Hundreds of students, along with many other members of the Boston College community, crowded into McGuinn 121 on Thursday night as V-Day of Boston College kicked off its first of three consecutive performances of The Vagina Monologues.
“There was an overwhelmingly positive response from everyone who spoke to us after the performance,” Samantha Costanza, the director of the production and MCAS ’16, said in an email. “We are so humbled and honored to be able to present such an important show to the BC community.”
The Vagina Monologues was first performed in 1996 and written by Eve Ensler. The monologues are based on the experiences of over 200 women who Ensler interviewed for this project. For many of the participants, the project was the first time in their lives that they were able to express their thoughts and experiences regarding sex, marriage, love, expectations, rape, masturbation, and many other topics related to the female experience that had long been considered taboo.
“I can proudly say I have found another family by being in this group. I learned that we all bring something valuable to this experience, and one person’s strength does not detract from mine.”
-Kenye Askew, MCAS ’18
Ensler started the V-Day movement in 1988 to raise awareness and end violence against women and girls. Performances of The Vagina Monologues during February in conjunction with V-Day have become an annual tradition on many college campuses, raising millions of dollars for the fight against violence toward women.
As a part of the global V-Day movement, the proceeds from the ticket sales were donated to two different charities: V-Day’s Spotlight on One Billion Rising and to a project of the Justice Resource Institute, whose mission statement is “a preventative initiative which helps adolescent girls in the Boston area identified as being at risk for sexual exploitation.”

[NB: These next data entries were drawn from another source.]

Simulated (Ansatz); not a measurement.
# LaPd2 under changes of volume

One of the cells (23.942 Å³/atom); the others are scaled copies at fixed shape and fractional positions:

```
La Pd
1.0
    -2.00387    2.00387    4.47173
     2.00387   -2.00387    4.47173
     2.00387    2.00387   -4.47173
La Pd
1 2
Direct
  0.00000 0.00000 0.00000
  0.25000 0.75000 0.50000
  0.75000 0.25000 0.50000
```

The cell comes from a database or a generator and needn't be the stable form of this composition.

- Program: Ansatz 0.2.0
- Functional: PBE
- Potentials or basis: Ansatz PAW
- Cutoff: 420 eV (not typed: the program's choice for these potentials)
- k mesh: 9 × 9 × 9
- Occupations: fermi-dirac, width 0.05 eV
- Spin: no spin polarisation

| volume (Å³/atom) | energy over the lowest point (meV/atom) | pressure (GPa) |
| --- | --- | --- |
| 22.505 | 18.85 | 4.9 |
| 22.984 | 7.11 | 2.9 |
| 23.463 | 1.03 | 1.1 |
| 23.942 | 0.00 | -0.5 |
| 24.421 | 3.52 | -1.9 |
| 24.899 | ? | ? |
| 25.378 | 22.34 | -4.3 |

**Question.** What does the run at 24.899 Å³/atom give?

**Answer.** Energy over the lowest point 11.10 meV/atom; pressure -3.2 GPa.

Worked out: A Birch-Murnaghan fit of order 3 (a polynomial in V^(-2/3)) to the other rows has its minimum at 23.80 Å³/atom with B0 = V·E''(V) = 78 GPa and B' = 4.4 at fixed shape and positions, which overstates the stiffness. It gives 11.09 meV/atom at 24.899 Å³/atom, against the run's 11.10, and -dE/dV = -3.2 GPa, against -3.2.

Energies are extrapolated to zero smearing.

The Thursday show started with an introduction to the topic of the night’s performance: vaginas. The performers presented all forms of the word from across the globe. The actresses had the audience laughing with innuendo references to various BC landmarks, like White Mountain, Agora Portal, and Mary Ann’s.
The show continued with 16 monologues that discussed different aspects of the female experience from various perspectives. Issues from the past, the present, the LGBTQ community, and from all over the world were highlighted not to demonstrate differences, but to express the shared experience of women.
“The stories we tell as actors are stories from real women about real issues, and because it’s not just one woman’s story, it is every woman’s story,” Grace Fucci, MCAS ’17, who performed “The Flood” in the monologues, said in an email. “There is something incredibly poignant and universal about this production, regardless of your age, race, gender, sexuality, or experience.”
Much of the show dealt with topics such as transphobia, genital mutilation, sexual abuse, and rape. Monologues such as “They Beat the Girl Out of My Boy,” which articulated transgender women’s abuse and predicament in society, and “My Vagina Was My Village,” the story of a rape victim during the Serbian-Bosnia conflict in the 1990s, brought to light the realities of violence against women.
Not all of the show, however, focused on dark or saddening material. Several of the monologues described the happy, empowering, and liberating experiences of women. The performance of “Because He Liked To Look At It” by Kenye Askew, MCAS ’18, discussed how the love and respect of a man helped her gain self-worth.
“I wished to highlight the struggle of learning to love yourself,” Askew said about her performance in an email. “BC is a competitive school, and the competition continues throughout the four years. We want women to see their worth, and know that all aspects of them are worthy of their love.”
The production also touched upon the societal expectations and norms that constrain women. Gender roles, patriarchy, dress and style, sexual norms, and slang all were discussed, using a combination of humorous and serious anecdotes to discuss the still-prevalent inequality in treatment and expectations that women in society face.
The show ended with two monologues that led to a standing ovation from the audience. “I Was There In the Room,” the story of Eve Ensler witnessing the birth of her grandchild, put female power into focus. Samuela Nematchoua’s rendition of “Revolution” described the ongoing struggle for women’s equality and empowerment.
“I can proudly say I have found another family by being in this group,” Askew said about her experience being a part of the all-female group. “I learned that we all bring something valuable to this experience, and one person’s strength does not detract from mine.”